The American's response was a confusing mix of threats and encouragement, and the Israeli government decided to send the director to Washington to find out from the US Secretary of Defense what action the Administration was willing to tolerate.

These events took place 40 years ago on the eve of the Six Day War. The Director of the Mossad was Major General Meir Amit, the CIA station chief was John Hadden, and the Secretary of Defense the Director met with in Washington was Robert McNamara.

When Amit informed McNamara that Israel could no longer tolerate Egypt's military build-up, the Secretary's response was,"I hear you very clearly." The Israeli government was satisfied with McNamara's laconic reply, and, confident that there would be no negative repercussions from the US, set in motion its military offensive. Less than a week later, the Middle East was at war.

Today, once again, the question of the extent of Washington's opposition to Israeli military action looms large, this time in the context of Iran's nuclear aspirations. And, arguably, more is at stake today for both Israel and the US than was on the eve of the Six Day War. Given that Barack Obama is viewed by many observers as being less inclined than any of his recent predecessors to acquiesce to Israeli action that could, at a bare minimum, seriously disrupt his foreign policy agenda, the decision that the Israeli government faces whether or not to attack Iran has become a high-stakes gambit in terms of Israel's relations with its ally. And the cost that Israel might have to pay for getting this particular calculation wrong may well be punitive. Consequently, as Israel is hardly going to act in the absence of a green light from Washington - which, as of this writing, seems unlikely to be given any time soon - Israel will not attack.

"When Israel's survival is at stake, the country's leaders are willing to risk incurring Washington's wrath by going it alone."

This, at least, is the conventional wisdom, and indeed, members of the Israeli intelligence and diplomatic communities report that the question that was constantly on the lips of their European counterparts in the final days of the Bush Administration - is Israel going to attack Iran? - is rarely posed nowadays.

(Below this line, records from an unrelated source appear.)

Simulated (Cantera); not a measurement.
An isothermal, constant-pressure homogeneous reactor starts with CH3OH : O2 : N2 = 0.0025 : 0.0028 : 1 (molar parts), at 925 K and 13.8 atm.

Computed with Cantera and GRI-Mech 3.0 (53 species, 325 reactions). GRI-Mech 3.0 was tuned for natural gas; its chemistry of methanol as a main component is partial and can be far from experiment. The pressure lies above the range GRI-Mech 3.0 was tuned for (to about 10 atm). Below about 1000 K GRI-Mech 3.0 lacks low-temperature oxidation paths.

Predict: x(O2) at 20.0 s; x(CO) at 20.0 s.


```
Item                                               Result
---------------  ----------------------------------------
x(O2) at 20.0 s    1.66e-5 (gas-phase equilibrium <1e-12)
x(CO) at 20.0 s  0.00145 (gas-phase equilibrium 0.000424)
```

But the truth of the matter is that despite the fact that Washington's reaction has always been high on the list of strategic considerations of Israeli decision-makers, when Israel's survival is at stake, the country's leaders are willing to risk incurring Washington's wrath by going it alone, even keeping Washington out of the loop, if necessary. Such was the case, memorably, when Israeli Air Force bombers destroyed the Iraqi nuclear reactor outside Baghdad, in 1981, much to President Reagan's fury.

This truth seems to have been forgotten. To a certain extent, I suspect, this may be wishful thinking, especially on the part of European observers. More importantly, however, it seems to me that many foreign observers profoundly underestimate the importance of the memory of the Holocaust as one of the key engines that drive the Israeli political decision-making process.

It is hard to exaggerate the hold that the collective memory of the Holocaust still has on Israeli society 65 years after the liberation of Auschwitz. The shadow cast by the destruction of European Jewry has not been dispelled with the passing of the years. On the contrary, as new threats of physical annihilation have emerged, the centrality of the Holocaust to the modern Israeli experience has increased, and the lesson to be learned from the events of the past appears more relevant than at any time in recent decades.